Why are deep learning models unstable compare to machine learning models?

I would like to understand why deep learning models are so unstable. Suppose I use the same dataset to train a machine learning model multiple times (for example logistic regression) and a deep learning model multiple times as well (for example LSTM). After that, I compute the average of each model and its standard deviation. The standard deviation of the deep learning model will be much more higher than that of the machine learning model. why is this so?

Does this have anything to do with the weight initialization in deep learning approaches. If this is the case, why does the model not always converge at the same point?

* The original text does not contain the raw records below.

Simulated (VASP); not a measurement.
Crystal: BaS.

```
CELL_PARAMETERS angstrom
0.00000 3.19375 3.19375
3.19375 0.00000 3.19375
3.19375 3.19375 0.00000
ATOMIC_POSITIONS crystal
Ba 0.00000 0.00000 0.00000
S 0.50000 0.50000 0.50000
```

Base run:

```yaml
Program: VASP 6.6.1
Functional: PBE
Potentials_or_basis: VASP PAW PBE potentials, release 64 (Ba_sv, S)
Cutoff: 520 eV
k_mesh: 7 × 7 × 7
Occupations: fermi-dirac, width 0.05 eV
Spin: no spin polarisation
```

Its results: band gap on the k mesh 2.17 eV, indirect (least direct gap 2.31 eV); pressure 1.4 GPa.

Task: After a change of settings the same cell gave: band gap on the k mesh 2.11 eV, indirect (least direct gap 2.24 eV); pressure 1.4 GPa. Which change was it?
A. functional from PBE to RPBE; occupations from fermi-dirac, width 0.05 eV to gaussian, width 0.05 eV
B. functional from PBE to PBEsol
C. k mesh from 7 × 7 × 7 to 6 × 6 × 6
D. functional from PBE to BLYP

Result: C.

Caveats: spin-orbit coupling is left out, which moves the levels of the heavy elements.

Topic weight-initialization cnn deep-learning logistic-regression machine-learning

Category Data Science

As you are looking for information from reputed resources,

  1. Tutorial why produces different results: gives reasoning why simple ML algorithm give better performance and more stable compared to neural network.
  2. Paper on industrial recognition tasks: for small amounts of training data, classical classifiers provided better performance to not pre-trained neural networks
  3. Paper on Heart Failure: compares performance of deep learning versus logistic regression
  4. Paper on landslide susceptibility assessment: proposes DLNN model had a higher performance than the four benchmark models; Multi Layer Preceptron Neural Network, a Support Vector Machine, a C4.5-Decision Tree model and a Random Forest model

RESOURCE 1 - Tutorial:

This study different results each time in machine learning, compares simpler ML algorithms(linear regression and logistic regression) with neural networks and explains why results vary

  1. Algorithm's sensitivity to specific data

    • High Variance: Algorithm is more sensitive to the specific data used during training.
    • Low Variance: Algorithm is less sensitive to the specific data used during training.

    It is said that simpler algorithms like linear regression and logistic regression have a lower variance than other types of algorithms.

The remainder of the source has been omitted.